Coyote Moon will test a player with uneven and manufactured terrain in some spots, even after decent shots. Still, the course looks more intimidating than it plays, assuming a you can hit the ball straight.
Coyote Moon begins with a classic par 5/4/3 sequence, just to get a player wet behind the ears. The front nine is formidable. The back nine stiffens with one of the more memorable one-two punches in California. As Pebble Beach has its 7th and 8th, and Cypress Point its 15th and 16th, Coyote Moon has its 12th and 13th.
The par-5, 387-19 yard, 12th, presents simply enough from the tee, with a downhill, fading tee shot into what looks like a narrow, slight dogleg right. Trees pinch that fairway around the landing area. Your second and third shots play uphill into a spectacular green complex framed by massive granite boulders. Try not to hit into them, or this Sierra dream scene may devolve into a pinball machine.
The 108-227 yard, par-3, 13th, is more than a signature hole. It's the most memorable shot in the region. Where else can an average guy hit his 8-iron 225 yards into what looks like a tiny little green far, far below? Experts advise giving the shot 2-3 clubs less. The 13th is extreme enough to almost be a caricature. Balls climb into the bright blue sky and then plunge straight down. They do not so much land on this green as practically marinate it.
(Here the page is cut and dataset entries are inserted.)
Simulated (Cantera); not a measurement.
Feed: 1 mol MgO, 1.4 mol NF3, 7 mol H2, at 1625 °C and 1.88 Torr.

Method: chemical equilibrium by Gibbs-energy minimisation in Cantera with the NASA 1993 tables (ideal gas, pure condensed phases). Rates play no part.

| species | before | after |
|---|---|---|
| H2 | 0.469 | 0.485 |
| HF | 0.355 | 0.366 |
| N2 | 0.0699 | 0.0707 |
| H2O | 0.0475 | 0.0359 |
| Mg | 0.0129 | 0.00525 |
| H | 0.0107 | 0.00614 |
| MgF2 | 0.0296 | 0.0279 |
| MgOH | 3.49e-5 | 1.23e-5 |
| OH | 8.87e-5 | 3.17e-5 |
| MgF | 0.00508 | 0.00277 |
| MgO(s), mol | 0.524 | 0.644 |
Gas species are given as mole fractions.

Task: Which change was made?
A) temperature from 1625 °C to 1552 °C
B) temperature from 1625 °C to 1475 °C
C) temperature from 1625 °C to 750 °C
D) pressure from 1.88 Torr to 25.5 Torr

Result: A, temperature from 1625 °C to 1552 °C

We never saw Jack Nicklaus the day we played Old Greenwood, although we heard so much about him that he might as well have been there. For example, when I asked, the starter on the first tee, "What's the altitude adjustment---ten percent?"
"Jack says, 'twelve percent'," he corrected.
Old Greenwood is a Nicklas signature layout, so expect to pay top dollar with all the proper amenities. Jack's eighteen holes wind through the pines, around lakes, into valleys, and over mountains. Old Greenwood will tease you, trick you, taunt you, torment you, and thrill you. Play this course ten times, and it won't get old.
The front nine feels more interesting than the back. The 436-578 yard, par-5, 6th, is spectacular. It snakes around a lake, with water becoming a threat at 236 yards from a middle pin. A big hitter could easily dunk one with a drive pulled left. But, if he hits it big and straight, he can reach the green in two with a long iron over the water. It's an exciting shot, a 'what the heck' shot, and possibly a four- dollar shot if you play premium golf balls.
Having challenged the lake in one direction, Jack demands that you do so, again, on the 187/161/138/110 yard, par-3, 7th. It slopes steeply from right to left, with fortifications in front. It's almost a Redan.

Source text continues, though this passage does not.